To refresh a secondary database, the role used to perform the operation must have the OWNERSHIP privilege on the database.

To verify the current region after you log into an account, query the CURRENT_REGION function.

ALTER DATABASE mydb1 REFRESH​;

Increasing the Statement Timeout for the Initial Replication

Database replication uses Snowflake-provided compute resources instead of your own virtual warehouse to copy objects and data. However, the STATEMENT_TIMEOUT_IN_SECONDS session/object parameter still controls how long a statement runs before it is canceled. The default value is 172800 (2 days). Because the initial replication of a very large primary database can take longer than 2 days to complete (depending on the amount of metadata in the database as well as the amount of data in database objects), we recommend increasing the STATEMENT_TIMEOUT_IN_SECONDS value to 604800 (7 days, the maximum value) for the session in which you run the replication operation.

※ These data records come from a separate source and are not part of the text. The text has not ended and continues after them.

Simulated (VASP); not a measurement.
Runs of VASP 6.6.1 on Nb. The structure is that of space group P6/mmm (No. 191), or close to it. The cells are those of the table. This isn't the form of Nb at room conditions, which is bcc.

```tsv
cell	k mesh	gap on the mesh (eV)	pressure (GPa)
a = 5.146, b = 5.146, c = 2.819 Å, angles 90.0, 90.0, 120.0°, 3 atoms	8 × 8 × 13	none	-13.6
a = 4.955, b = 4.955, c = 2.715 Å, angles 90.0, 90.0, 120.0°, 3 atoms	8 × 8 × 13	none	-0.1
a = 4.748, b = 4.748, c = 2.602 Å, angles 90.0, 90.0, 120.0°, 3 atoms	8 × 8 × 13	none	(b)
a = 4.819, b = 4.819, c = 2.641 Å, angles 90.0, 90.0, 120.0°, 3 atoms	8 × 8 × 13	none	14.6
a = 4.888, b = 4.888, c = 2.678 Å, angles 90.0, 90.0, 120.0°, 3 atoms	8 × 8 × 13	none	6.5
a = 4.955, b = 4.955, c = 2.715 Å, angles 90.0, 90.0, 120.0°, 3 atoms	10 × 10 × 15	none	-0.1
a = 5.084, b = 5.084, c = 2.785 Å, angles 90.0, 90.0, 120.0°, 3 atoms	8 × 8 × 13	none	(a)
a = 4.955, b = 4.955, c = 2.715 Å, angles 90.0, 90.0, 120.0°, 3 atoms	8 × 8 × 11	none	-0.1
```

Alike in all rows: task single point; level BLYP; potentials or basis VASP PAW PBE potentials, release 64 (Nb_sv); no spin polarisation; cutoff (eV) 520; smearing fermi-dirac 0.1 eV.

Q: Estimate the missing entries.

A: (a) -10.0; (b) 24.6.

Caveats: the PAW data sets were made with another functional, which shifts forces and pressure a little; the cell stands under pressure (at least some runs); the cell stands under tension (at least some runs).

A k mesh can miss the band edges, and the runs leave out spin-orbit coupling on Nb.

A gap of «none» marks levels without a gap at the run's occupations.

Run the following ALTER SESSION statement prior to executing the ALTER DATABASE secondary_db_name REFRESH statement in the same session:

ALTER SESSION SET STATEMENT_TIMEOUT_IN_SECONDS = 604800;

Note that the STATEMENT_TIMEOUT_IN_SECONDS parameter also applies to the active warehouse in a session. The parameter honors the lower value set at the session or warehouse level. If you have an active warehouse in the current session, set STATEMENT_TIMEOUT_IN_SECONDS to 604800 for this warehouse (using ALTER WAREHOUSE), too.

For example:

-- determine the active warehouse in the current session (if any)
SELECT CURRENT_WAREHOUSE();

+---------------------+
| CURRENT_WAREHOUSE() |
|---------------------|
| MY_WH               |
+---------------------+

-- change the STATEMENT_TIMEOUT_IN_SECONDS value for the active warehouse

ALTER WAREHOUSE my_wh SET STATEMENT_TIMEOUT_IN_SECONDS = 604800;

You can reset the parameter value to the default after the replication operation is completed:

ALTER WAREHOUSE my_wh UNSET STATEMENT_TIMEOUT_IN_SECONDS;

Refreshing a Secondary Database on a Schedule

As a best practice, we recommend scheduling your secondary database refreshes. This section provides instructions for starting a database refresh automatically on a specified schedule.

The steps involve creating the following objects:

  • Stored procedure that starts the database refresh using caller’s rights.

  • Task that calls the stored procedure on a schedule.

Note

We recommend that you execute the initial replication of a primary database manually (using ALTER DATABASE secondary_db_name REFRESH​), and only schedule subsequent refreshes.

Complete the steps in this section to start a database refresh automatically on a specified schedule.

The steps involve creating the following objects:

  • Stored procedure that starts the database refresh using caller’s rights.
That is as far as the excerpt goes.